I’ve decided that incorporating some new forms of resistance training into my dog’s workout plan makes a lot of sense. There are different ways to practice resistance training, and only recently did I start thinking about carting, mushing, and weight pulling as ways to build a dog’s fitness. These exercises have been around for a long time, but, surprisingly, they seem not to be often utilized. I began trying to learn as much as I could. I asked everybody I knew if they knew anything or anybody who knew something about these sports. I interviewed an Olympic musher, started talking to an “Iditarod guy”, went to meetups for mushers and carting practice. I took a course on weight pulling, watched and read and continue to look for good information and resources on these subjects. It took me a while just to figure out which harness I’d buy first.
I learned some great pointers here and there, and I felt ready to start training beginning dragwork after putting my new carting harness on my dog multiple times. Before thinking about attaching anything to the harness, create a positive association with it by feeding yummy stuff while it is on. I’d put it on, feed her, try to get the adjustments set, feed her in between, then take it off before long. Pretty soon my dog was lingering and hoping to try the harness on again :). That was my sign that we could think about attaching the traces (the straps the dog pulls the load with) and take it to a new location. Had my dog not already felt comfortable with having her legs lifted in and out of the harness, I would have taken more time building up any component piece of the process to get her to like it.
I had to fuss around with trying different items for our first dragging session. I’d hoped I could just clip a pvc pipe on both ends about the distance of a spreader bar, but it fell off and I had a lazy solution of attaching a separate chain (each about 1lb). I let that drag straight behind her on each side. We walked around the yard with this set up and it didn’t worry her at all but she needed to walk forward rather than turn and look at me, which would cause her to step over the traces rather than keeping them cleanly on the sides. Had this dog not had such a vast experience of training different tasks, we could have easily spent a number of sessions on this step alone. But, I felt OK asking for more because she was happy and confident.

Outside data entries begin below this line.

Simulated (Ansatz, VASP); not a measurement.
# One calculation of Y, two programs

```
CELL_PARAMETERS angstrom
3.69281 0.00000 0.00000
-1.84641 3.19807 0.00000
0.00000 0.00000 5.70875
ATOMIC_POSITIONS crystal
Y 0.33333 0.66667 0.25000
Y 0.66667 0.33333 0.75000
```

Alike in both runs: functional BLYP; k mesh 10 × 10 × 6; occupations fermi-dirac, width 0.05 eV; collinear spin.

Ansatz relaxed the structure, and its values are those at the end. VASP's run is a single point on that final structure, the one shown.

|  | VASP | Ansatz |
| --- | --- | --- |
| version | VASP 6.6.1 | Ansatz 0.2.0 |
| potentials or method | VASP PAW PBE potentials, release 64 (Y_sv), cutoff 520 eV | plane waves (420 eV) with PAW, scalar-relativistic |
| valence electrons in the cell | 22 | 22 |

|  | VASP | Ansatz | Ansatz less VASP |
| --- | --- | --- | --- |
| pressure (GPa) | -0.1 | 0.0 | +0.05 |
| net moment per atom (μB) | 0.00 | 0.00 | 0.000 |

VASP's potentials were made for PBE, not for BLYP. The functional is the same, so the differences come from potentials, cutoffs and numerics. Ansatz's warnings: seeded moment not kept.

Since my dog is always keen for a walk, I thought, perhaps if we headed up the street we could get her to focus forward. My toddler was sitting in a small garden cart that I dragged along, to both transport his royal highness and to accustom my dog to the clatter of the noisy cart (which she is used to as we use it around the house with her running next to it a lot). I was loaded with her dinner kibble and a clicker, and we started off with just the goal of going up and down the street right in front of the house. But, it turned out to be just as easy to head out for a short walk, so we did.
I was clicking her for every little step at first. She must have thought, “Wow, this is great. Easy money!” But, I soon realized I had a logistical challenge of keeping her headed forward enough that the traces didn’t get caught up underneath her as she turned to look at me (both for the treats and because I train this quality of engagement). So, it was imperative I try to reward AHEAD of her, where the “ghost” of her was when I clicked. This required a bit of coordination to get up there fast enough, all while pulling a small child in a cart in the other hand. But, I was pulling it off…I should say we were pulling it off. She’d step over the traces and I’d stop and pull them free many times. But, I was able to transition to shaping her to look forward by clicking when she’d walk and look away from me. This was a fast progression of steps that only a dog with a history of training (and, there was a time recently when I’ve been clicking her for looking forward) that was showing confidence and understanding could rightly be asked for.
We only went for as long as I had enough kibble to feed her for. I wanted her to get a ton of food when the harness is on and none when it came off to give her the idea that wonderful things happen when she’s in harness. We made such a fast progression that I wish I’d videoed it. I expected it to be much more of a trial run than such a huge training success. I’m really excited because I hear that the pulling sports aren’t heavy on the positive reinforcement….And you can understand why. If you are feeding your dog (or giving them a toy), then they are going to turn and look back at you when all these sports require the dog to drop their head and move forward. for some sports, the dog is supposed to head forward while you remain behind. Training any animal (ourselves included) to operate ahead of the director without seeing them (or a focal point) is a very hard skill. I’ve had luck so far and am looking forward to coming up with ways to do this through purely positive means.